A good day on the road is dotted with unexpected gems, not the big destination sites but those slice of life experiences that give you insight into a world not your own. Our long drive from Thunder Bay, Ontario to Ann Arbor, Michigan was such a day. About an hour into the drive we stopped for breakfast at one of the many gas station restaurants that offer home cooking. We entered with apprehension, “Just how greasy was our breakfast going to be? and left thoroughly pleased. ” Why can’t everyone do a good basic breakfast: eggs over-easy – perfectly cooked, potatoes and toast?” It’s not hard to make but too often hard to find.
The dot towns – towns big enough to rank a dot on our map- along Canada’s interprovincial highway are spaced at about 100k intervals. Most have a motel or two and a couple of restaurants, predominately the gas station variety. Not a McDonald’s or any other fast food chain in sight. Some towns have themes marked by a giant statue. Our favorite of which was Wawa with its giant Canadian Goose, and not just one goose, but three within ½ mile along the main thoroughfare. Lured in by the geese, we stopped for lunch at the local Chinese/Canadian restaurant, a popular Canadian combination. We were greeted with a big smile and an enthusiastic, “How are you?” and told to take any seat. A white board near the entrance listed the daily specials of which five out seven included fish balls. I couldn’t resist trying them if only just to find out what they were, basically a Chinese version of the chicken nugget. More interesting than the menu were the locals. The two 50-something women sitting at the table in front of us only ordered tea and fries with gravy – a Canadian specialty I assume. “Do you want ketchup with that?” “Yes please!” Two other locals, also 50ish, who had come in separately ordered beer – no food. Noon on Sunday, just looking for some fun? It seems we found the local Sunday afternoon hangout and would have liked to linger longer and try the local beer, but we still had a lot of miles to cover.
Driving in Canada is long and slow with only a 90kph (about 60mph) speed limit along a two lane highway that winds around Lake Superior. The scenery is pretty with a rocky tree-lined landscape and more lakes than Minnesota, but it doesn’t change much. We filled the day with nostalgic tunes, NPR and Canadian talk radio while trying to spot just one moose at the edge of one of the many meadows we passed (Lots of signs warning of moose, but not one actual moose). Just when we were tiring of moose spying, we saw a group of classic cars pulling classic trailers.
And then a few more and a few more. Didn’t know if it was possible to take a decent picture through a windshield at the speeds we were all driving, but in desperate need of a new activity, gave it a try. Took a while to get the technique down and even then it was still a bit challenging to get a centered shot. The quick trick is to set your camera to the sport or action setting, taking a faster picture. Thankfully there were a lot of cars to practice on at somewhat regular intervals. Trying to get the perfect shot became a sort of game like watching for license plates.

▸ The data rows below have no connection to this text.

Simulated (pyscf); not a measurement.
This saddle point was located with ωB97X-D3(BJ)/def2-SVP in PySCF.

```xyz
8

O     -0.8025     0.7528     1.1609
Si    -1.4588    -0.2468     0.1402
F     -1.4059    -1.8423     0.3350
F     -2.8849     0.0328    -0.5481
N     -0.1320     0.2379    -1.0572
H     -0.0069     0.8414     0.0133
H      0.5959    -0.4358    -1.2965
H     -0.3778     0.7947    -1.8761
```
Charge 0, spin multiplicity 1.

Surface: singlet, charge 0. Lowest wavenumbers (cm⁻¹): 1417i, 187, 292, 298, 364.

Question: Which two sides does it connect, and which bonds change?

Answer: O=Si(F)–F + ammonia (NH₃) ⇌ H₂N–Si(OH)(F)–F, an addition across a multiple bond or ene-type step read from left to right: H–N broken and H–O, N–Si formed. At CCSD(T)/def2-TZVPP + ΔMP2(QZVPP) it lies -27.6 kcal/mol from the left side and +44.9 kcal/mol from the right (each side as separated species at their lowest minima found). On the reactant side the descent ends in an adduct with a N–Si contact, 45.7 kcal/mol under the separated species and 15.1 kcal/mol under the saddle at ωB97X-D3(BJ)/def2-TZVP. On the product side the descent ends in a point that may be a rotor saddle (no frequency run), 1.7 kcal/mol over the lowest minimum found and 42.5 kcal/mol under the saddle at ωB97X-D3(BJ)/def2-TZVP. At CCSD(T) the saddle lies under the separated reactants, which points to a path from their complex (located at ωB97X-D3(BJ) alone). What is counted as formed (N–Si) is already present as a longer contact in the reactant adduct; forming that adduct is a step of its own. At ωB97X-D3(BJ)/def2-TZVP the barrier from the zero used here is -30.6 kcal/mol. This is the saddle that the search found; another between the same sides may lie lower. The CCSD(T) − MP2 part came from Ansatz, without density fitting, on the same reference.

Crossing into the US really felt like we were leaving one culture and entering another. We often don’t think of our Canadian cousins as being that different, but you can most certainly tell when you’ve entered the US. Suddenly the road opens up to 3 lanes in each direction, you are driving at 75-80mph not 60 and the gas station restaurants are replaced with the familiar McDonalds. We ended our very long day outside of Ann Arbor, Michigan at Applebee’s, one of my parents’ favorites. Coincidently the skateboarding finals of the XGames were playing on TV – my brother is a skate boarder. So even though we were a thousand plus miles away from my hometown of Phoenix, I ended the day feeling strangely close to my family.